Current and recent projects

Where Empires Meet, the border economies of Russia, China and Mongolia

An ESRC network project. As ‘rising powers’, China and Russia often attract attention, but their interactions with one another, and comparisons between them, are less understood. Yet the two powers share thousands of miles of border, with the country of independent Mongolia lodged in-between in the central part of the long frontier. This is a project from social anthropology, with multi-disciplinary links, aiming to establish an online network and organise events that will for the first time bring together international discussion on the theme of the border economies of the three countries. A workshop was held in November 2010. Project website

Oral History of Twentieth Century Mongolia

Professor Caroline Humphrey is senior consultant on this large AHRC funded co-operative research project between the MIASU and the National University of Mongolia in Ulaanbaatar. The Principal Investigator is Dr David Sneath and the project is managed by Dr Christopher Kaplonski. The project has collected almost 600 personal oral histories from Mongolians throughout the country to create a publicly accessible, dual-language database of the oral history of twentieth-century Mongolia. The aim is to create a new understanding of individuals’ memories and experiences of state transformation and to document and analyze the remarkable changes that this huge but remote country has experienced. This project will help preserve Mongolian cultural and historical heritage and further develop collaborative anthropological and historial research projects between Mongolia and the UK.

Black Sea Currents

A recently completed project. Professor Caroline Humphrey with Dr Yael Navaro-Yashin and Dr Vera Skvirskaya were funded by the Migration and Diasporas Programme of the AHRC for a 3-year study entitled ‘Black Sea Currents’, a comparative analysis of the cosmopolitan dynamics and migration flows of two great Black Sea port cities – Odessa, Ukraine and Istanbul, Turkey – focusing on old and new diasporic subjectivities and identities. Historically it investigated urban coexistence in the authoritarian Tsarist/Soviet and Ottoman states and the effects of the Cold War and its aftermath. It involved contemporary research on the residues and memories of these periods, as well as current flows of diverse migrants between the two cities and considered the impact – in particular the cultural impact – of these sporadic, yet repeated, travels across the Black Sea, which until recently seemed to divide the region into different worlds, “European”/”Asian”, “Communist”/”non-Communist”, and “Christian”/”Muslim”
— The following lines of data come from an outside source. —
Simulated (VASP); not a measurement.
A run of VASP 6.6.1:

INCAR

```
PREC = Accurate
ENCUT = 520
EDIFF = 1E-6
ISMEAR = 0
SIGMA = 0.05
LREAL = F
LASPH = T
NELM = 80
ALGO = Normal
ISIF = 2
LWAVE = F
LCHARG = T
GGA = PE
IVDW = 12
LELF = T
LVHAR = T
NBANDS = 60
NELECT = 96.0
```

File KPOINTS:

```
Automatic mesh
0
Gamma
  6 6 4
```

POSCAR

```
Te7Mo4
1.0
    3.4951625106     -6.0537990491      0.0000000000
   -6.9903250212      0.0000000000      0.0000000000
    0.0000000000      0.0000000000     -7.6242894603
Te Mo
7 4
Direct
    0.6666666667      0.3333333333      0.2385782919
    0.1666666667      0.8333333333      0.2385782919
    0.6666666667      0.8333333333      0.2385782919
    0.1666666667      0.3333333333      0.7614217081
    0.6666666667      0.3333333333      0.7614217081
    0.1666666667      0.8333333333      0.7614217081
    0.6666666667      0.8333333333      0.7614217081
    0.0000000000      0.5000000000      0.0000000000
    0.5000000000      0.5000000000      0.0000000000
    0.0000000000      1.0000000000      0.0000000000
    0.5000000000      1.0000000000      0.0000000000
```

A tibetan woman-lama and her reincarnations: a study of the samding dorje phagmo (15th–21st Century)

Funded by the AHRC, this project was directed by Professor Caroline Humphrey in collaboration with Dr David Sneath (MIASU) and Burkhard Quessel (British Library), and the principal investigator is Dr Hildegard Diemberger.

Mergen Süme, a Buddhist Monastery in Inner Mongolia

This research by Professor Caroline Humphrey and Dr Hurelbaatar Ujeed was funded by the McDonald Institute for Archaeological Research (Cambridge), the British Academy and MIASU. This a long-term project has studied the history, social organization, liturgy, and modes of transmission of the unique Mongolian language Buddhist chanting tradition of Mergen Monastery, involving over ten years of field visits, translation of texts, and surveys of the surrounding landscape and its sacred sites. Several members of the Mongolia and Inner Asia Studies Unit and other scholars assisted in this work, including Dr Nasanbayar (Inner Mongolia University), Dr. Mönxbuyan (Inner Mongolia Normal University) and Gai Zheyi (Institute of Agricultural Development, Huhhot, Inner Mongolia), Dr James Laidlaw (King's College), Dr Balzhan Zhimbiev (MIASU), and Dr Christopher Evans (Cambridge Archaeological Unit). Several articles have been published and a book is submitted for publication.